How-tos¶
This document assumes a basic familiarity with:
- HTTP protocol and web concepts
- Object storage concepts
- Command-line environments and the
curl
utility
See the REST API documentation for a complete overview of the supported resources and operations with detailed HTTP protocol information.
Background¶
Hatrac provides a client-controlled namespace hierarchy with client-named objects containing arbitrary data content. In short, a Hatrac namespace is similar to a directory in a traditional filesystem, while a Hatrac object is similar to a file.

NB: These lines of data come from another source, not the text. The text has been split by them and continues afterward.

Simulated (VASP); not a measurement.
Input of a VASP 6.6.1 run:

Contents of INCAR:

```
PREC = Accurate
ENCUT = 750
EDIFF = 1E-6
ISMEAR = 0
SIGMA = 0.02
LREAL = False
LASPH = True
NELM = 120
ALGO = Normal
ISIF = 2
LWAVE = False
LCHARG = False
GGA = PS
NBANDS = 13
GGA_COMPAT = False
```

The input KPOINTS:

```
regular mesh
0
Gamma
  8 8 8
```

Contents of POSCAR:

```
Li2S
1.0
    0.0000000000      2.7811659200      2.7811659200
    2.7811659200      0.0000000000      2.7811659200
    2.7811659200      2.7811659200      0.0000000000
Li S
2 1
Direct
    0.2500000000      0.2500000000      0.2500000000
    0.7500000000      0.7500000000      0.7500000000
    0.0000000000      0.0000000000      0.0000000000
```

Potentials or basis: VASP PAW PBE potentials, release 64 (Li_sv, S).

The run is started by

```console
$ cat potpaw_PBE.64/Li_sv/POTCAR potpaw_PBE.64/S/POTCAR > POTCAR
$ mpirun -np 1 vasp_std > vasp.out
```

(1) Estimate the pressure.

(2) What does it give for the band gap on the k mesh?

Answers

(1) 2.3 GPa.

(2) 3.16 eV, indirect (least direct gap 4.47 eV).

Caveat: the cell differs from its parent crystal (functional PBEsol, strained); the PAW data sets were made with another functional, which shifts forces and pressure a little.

However, a single Hatrac object name may have multiple content versions. Each version is given a unique, psuedo-random version identifier when it is created. Any particular object version is immutable and can only ever be seen with the same content that was provided atomically when it was created. The bare object name implicitly references the latest available version, while version-qualified names reference the particular version no matter what other updates are performed on the object.
Examples¶
In the following examples, let’s assume that Hatrac is deployed with a
webauthn2 configuration that uses local database
providers. Furthermore, assume that a test user test-user-1
is
defined and has been assigned an attribute my-admin-group
. For this
deployment, assume the hostname server.example.org
is hosting the
service stack.
Deploying¶
This command initializes the deployment so that users with the
my-admin-group
attribute are granted full privileges on the root
namespace:
hatrac-deploy "my-admin-group"
Authentication using Database Providers¶
Hatrac currently depends on a sibling ERMrest deployment to have
access to its embedded webauthn2 security service for login. With the
webauthn2 database
providers, we can login via the command-line by
sending an HTTP POST request with login form fields populated:
curl -b ~/cookie -c ~/cookie \
-d username=test-user-1 \
-d password="my secret" \
https://server.example.org/ermrest/authn/session
This command prints out the new session information as a JSON response (with modified whitespace here for readability):
{
"attributes": [
{"display_name": "my-admin-group", "id": "my-admin-group"},
{"display_name": "test-user-1", "id": "test-user-1"}
],
"seconds_remaining": 1799,
"since": "2016-05-06 23:38:15.798275+00:00",
"expires": "2016-05-07 00:08:15.798275+00:00",
"client": {"display_name": "test-user-1", "id": "test-user-1"}
}
With other security providers, more effort is required to obtain the
equivalent ~/cookie
file needed for the rest of the examples below.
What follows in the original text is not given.